2024 Hyundai Elantra N Review – Tightening Up


2024 hyundai elantra n review tightening up

Perhaps the 2025 Hyundai Ioniq 5 N we featured isn’t your speed. Too tall, too expensive, too electric. Give me an old-school small sports sedan, you say. Give me internal-combustion and real exhaust noise and a trunk – hatchbacks have too much utility for me!

Oh, and maybe you’re one of those weirdoes who wants to shift their own gears, too, using three pedals. No paddles for you! Well, the 2024 Hyundai Elantra N satisfies all those requirements, and if you don’t want an automatic transmission, you don’t have to have one.

What’s that you say? You know about the Elantra N? It’s not new, you howl. Well, that’s true – it’s mostly the same car that launched a couple of years ago. But there are minor changes, and some of them seem to address the complaints I leveled at launch.

2024 hyundai elantra n review tightening up

(Full disclosure: Hyundai flew me to Monterey/Carmel, California and fed and housed me for two nights. The company left us a tire inflator that I took home and a hat that I did not. I did take a notebook and pen, too.)

We were ostensibly in Northern California to drive the Ioniq 5 N, but Hyundai carved a little time for us to drive the Elantra N on the street, as well as six passes – three with each transmission – on an autocross course. Sadly, while we were at Laguna Seca, we were only able to track the Ioniq 5 N. Too bad, because the Elantra N would likely be fun on track.

The changes are minor for 2024. They start with a reinforced engine-mount membrane – this is done to reduce vibration and improve power delivery and shifting performance for both the available six-speed manual and dual-clutch, eight-speed automatic transmission. Next up, a reinforced G-bushing is meant to improve yaw response at corner turn-in, along with steering precision. It also is meant to make trail-in while cornering more consistent.

Next is a new rear-suspension S/ABS insulator that goes from rubber to urethane. This is meant to improve rear damping. The electronically-controlled suspension gets software updates to match the mechanical changes with the goal of improving both on-track and on-road performance.

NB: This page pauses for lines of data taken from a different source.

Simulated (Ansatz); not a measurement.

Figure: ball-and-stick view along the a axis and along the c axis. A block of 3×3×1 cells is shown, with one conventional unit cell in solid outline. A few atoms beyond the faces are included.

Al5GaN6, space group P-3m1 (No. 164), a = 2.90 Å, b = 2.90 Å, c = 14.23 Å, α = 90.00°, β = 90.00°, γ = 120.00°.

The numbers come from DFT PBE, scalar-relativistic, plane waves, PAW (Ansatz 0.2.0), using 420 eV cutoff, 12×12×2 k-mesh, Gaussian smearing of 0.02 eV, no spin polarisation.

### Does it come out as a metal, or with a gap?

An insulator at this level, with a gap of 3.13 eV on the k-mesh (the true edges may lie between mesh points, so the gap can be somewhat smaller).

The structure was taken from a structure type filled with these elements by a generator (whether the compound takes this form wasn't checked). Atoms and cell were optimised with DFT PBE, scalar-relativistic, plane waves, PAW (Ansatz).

2024 hyundai elantra n review tightening up

The 19-inch wheels are now a lighter weight forged alloy that reduce unsprung weight, while the steering system gets a universal steering joint that should reduce friction along with software updates. Again, the software update are meant to match the mechanical changes and also make the steering feel more precise.

Finally, the front bumper and air guard are changed to make the cooling system more efficient while also directing airflow over the brakes so that the binders can stay cooler by improving heat dissipation.

That’s a lot of small, minor changes that are too technical for the average buyer to care about, but in theory, the car should ride and handle a bit better and be more resistant to brake fade.

The styling is tweaked, too, with a new front fascia and grille, new LED headlights, and a redesigned rear bumper fascia and diffuser. Those 19-inch wheels are shod with Michelin Pilot Sport 4S summer rubber.

2024 hyundai elantra n review tightening up

I don’t know if my rear end is finely tuned enough to really notice the changes – I’d probably need to drive the new and outgoing model back-to-back to get a sense of any differences in terms of dynamics. That said, the N did feel a little more buttoned-down and slightly less high-strung during my street drive. The steering also felt a bit more precise and natural compared to what I recall from spring 2022.

I was assigned a DCT for my run over the mountain and back, and while I’d prefer the stick, the automatic is well-tuned for this duty. My biggest beef was noise – while loud exhaust noise is baked in (and reduces a bit when the car isn’t in a performance drive mode) – the sounds coming out of the rear intrude on conversation. That’s not appropriate at the end of a nice dinner, and it’s similarly annoying here when you’re dealing with traffic. Unless you’re pushing the car – in which case the noise is welcome – you might find it tiresome.

2024 hyundai elantra n review tightening up

The manual shifted crisply on the autocross, and the clutch is nice and heavy with easy take up. The automatic may be very good, but I’d recommend the stick.

Acceleration is still swift – the carryover 2.0-liter turbo four (276 horsepower/289 lb-ft) remains well-suited to sporty driving.

Available comfort and convenience features include LED in the rear as well as the front, a rear spoiler, seats that have leather trim and microsuede inserts, heated front seats, dual-zone climate control, keyless entry and starting, Bluetooth, wireless cell-phone charging, dual USB ports, Apple CarPlay, Android Auto, navigation, Bose audio, digital key, and satellite radio.

Safety systems include forward collision-avoidance assist, blind-spot collision warning, lane-keeping assist and lane-following assist, front and rear park distance warning, and rear cross-traffic collision-avoidance assist.

2024 hyundai elantra n review tightening up

The Elantra N still occupies a weird spot when it comes to on-street tuning and NVH. It’s less boy-racer than the Honda Civic Type R and slightly more civilized than the Subaru WRX but not as commuter-friendly as the Volkswagen Jetta GLI or Acura Integra A-Spec. It would be on my shopping list – especially since the price tag is pretty nice at $33,700 (plus $1,150 for D and D) for the manual and $35,200 plus destination for the DCT.

Fuel economy is listed at 20/27/23 for the auto and 21/29/24 for the stick.

At the very least, the Elantra N continues to hold its own in the compact performance sedan segment. Personal preference and price may be a bigger purchase driver than performance numbers, and if so, the Elantra N deserves a look. Whether it finds a home in your driveway may come down to how genteel you want your ride to be when not being driven hard.

2024 hyundai elantra n review tightening up

Last time around, I thought the N was quite good but a bit too loud on the street and a bit too divisive in terms of styling. Now it looks a little more attractive and it’s still loud on the street, though perhaps a bit sharper in terms of dynamics.

It’s still competitive with the rest of the segment, and it’s mildly improved. Sometimes, incremental improvement is just enough.